The US House of Representatives voted 225-201 last week for a measure “providing for authority to initiate litigation for actions by the President or other executive branch officials inconsistent with their duties under the Constitution of the United States.”
Translation: House Republicans approved the use of public time and resources to support Speaker John Boehner’s strategy to stir up the conservative base with a lawsuit challenging President Obama’s authority to do what previous presidents have done.
So, despite the fact that a majority of Americans see the lawsuit as a “political stunt,” it will be pursued because, as House Budget Committee chairman Paul Ryan says, “We want to show that we’re not going to take this lying down.”
The timing of the vote—just before the August congressional break in a critical election year—certainly suggests that this lawsuit is more about politics than the Constitution. But political moves matter, especially at the presidential level. They matter electorally. And they matter from a policy standpoint.
So what’s significant here is the question of whether Obama will be intimidated by Boehner’s initiative.
The immediate answer would appear to be “no.”
Though they have many complaints—topped by the usual objections to implementation of the Affordable Care Act—Boehner’s minions have repeatedly raised particularly loud objections regarding the issuance of executive orders that that they see as too ambitious in their intention to protect the environment, aid vulnerable children and better the condition of workers. Yet, after the House voted to back Boehner, Obama issed another order.
In fact, he issued one of the most important orders of his presidency. The Fair and Safe Workplaces Order outlines a set of requirements that are designed to steer federal contracts toward companies that respect labor and civil rights laws.

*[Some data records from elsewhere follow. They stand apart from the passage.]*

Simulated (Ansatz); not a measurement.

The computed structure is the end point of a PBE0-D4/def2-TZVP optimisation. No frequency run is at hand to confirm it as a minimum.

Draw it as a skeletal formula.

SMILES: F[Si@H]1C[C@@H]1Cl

The president’s order is important. “Currently, there are about 24,000 contractors doing business with the federal government, employing about 28 million workers,” explains Communications Workers of America president Larry Cohen. “By requiring prospective federal contractors to disclose labor law violations, including illegal discrimination and firing of workers who want to exercise their right to organize, more companies may decide that obeying the law and respecting workers’ rights is the smart move after all.”
While Obama’s order is significant, it is not radical—in practice or in the context of past presidential orders.